| Cell Architecture |
The implementation of a first-generation Cell processor [ISSCC05a] includes a Power-Architecture processor and 8 attached synergistic processor elements connected by an internal, high-bandwidth Element Interconnect Bus (EIB). The figure below shows the organization of the Cell elements and the key bandwidths interconnecting them.

The Power Processor Element (PPE) consists of a 64-bit, multi-threaded Power-Architecture processor with two levels of on-chip cache. The cache preserves global coherence across the system. The processor also supports IBM's Vector Multimedia eXtensions (VMX) to accelerate multimedia applications using its VMX Single Instruction Multiple Data (SIMD) units.
A major source of compute power is provided by the eight on-chip Synergistic Processor Elements (SPEs) [ISSCC05b]. An SPE consists of a new processor designed to accelerate media and streaming workloads, its local, non-coherent memory, and its globally coherent DMA engine. The units of an SPE and key bandwidths are also shown in figure above.
Most instructions are designed to operate in a simd fashion on 128 bits of data representing either 2 64-bit double floats or long integers, 4 32-bit single float or integers, 8 16-bit shorts, or 16 8-bit chars. The 128-bit operands are stored in a 128-entry unified register file. Instructions may source up to three operands and produce one result. The register file has a total of 6 read and 2 write ports.
The memory instructions also access 128 bits of data, with the additional constraint that the accessed data must reside at addresses that are multiples of 16 bytes. Thus, when addressing memory with a vector load or store instructions, the lower 4 bits of the byte addresses are simply ignored. To facilitate the loading/storing of individual values, such as a char or an integer, there is additional support to extract/merge an individual value from/into a 128-bit register.

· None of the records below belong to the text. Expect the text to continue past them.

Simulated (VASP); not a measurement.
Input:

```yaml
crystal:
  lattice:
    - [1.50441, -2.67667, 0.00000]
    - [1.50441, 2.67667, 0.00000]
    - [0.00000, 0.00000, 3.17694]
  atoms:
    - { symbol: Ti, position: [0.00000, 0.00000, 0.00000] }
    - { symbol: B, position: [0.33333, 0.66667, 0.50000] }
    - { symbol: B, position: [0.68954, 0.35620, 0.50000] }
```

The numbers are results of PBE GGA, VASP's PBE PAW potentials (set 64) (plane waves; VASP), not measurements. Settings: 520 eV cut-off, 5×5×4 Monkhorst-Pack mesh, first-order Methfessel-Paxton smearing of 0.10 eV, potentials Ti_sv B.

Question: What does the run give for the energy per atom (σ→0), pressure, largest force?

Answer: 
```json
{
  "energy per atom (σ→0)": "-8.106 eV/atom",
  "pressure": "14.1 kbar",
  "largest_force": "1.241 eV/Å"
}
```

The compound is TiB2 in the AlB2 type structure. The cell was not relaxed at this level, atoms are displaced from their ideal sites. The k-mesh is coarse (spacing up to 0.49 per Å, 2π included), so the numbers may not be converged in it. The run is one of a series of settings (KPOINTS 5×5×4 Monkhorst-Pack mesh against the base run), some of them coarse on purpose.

An SPE can dispatch up to two instructions per cycle to seven execution units, which are organized into an even and odd instruction pipes. Instructions are issued in order and routed to their corresponding even/odd pipe. Independent instructions are detected by the issue logic and are dual-issued provided they satisfy the following condition: the first instruction must come from an even word address and use the even pipe, and the second instruction must come from an odd word address and use the odd pipe. When this condition is not satisfied, the two instructions are executed sequentially.
The SPE's 256K-bytes local memory supports fully-pipelined 16-byte accesses (for memory instructions) and 128-byte accesses (for instruction fetch and DMA transfers). Because the memory is single ported, instruction fetches, DMA, and memory instructions compete for the same port. Instruction fetches occur during idle memory cycles; and up to 3.5 fetches may be buffered in the instruction fetch buffer to better tolerate bursty peak memory usages.
The branch architecture allows for a branch hint instruction to override the default branch prediction policy. In addition, the branch hint instruction prefetches up to 32 instructions starting from the branch target, so that a correctly-hinted taken branch incurs no penalty. One of the instruction fetch buffers is reserved for the branch hint mechanism. In addition, there is extended support for eliminating short branches using bit-wise select instructions.
Data are transferred between the local memory and the DMA engine in chunks of 128 bytes. The DMA engine can support up to 16 concurrent requests of up to 16K bytes originating either locally or remotely. The DMA engine is part of the globally coherent memory address space; addresses of local DMA requests are translated by an MMU before being sent on the bus. Programs interface with the DMA unit via a channel interface and may initiate blocking as well as non-blocking requests.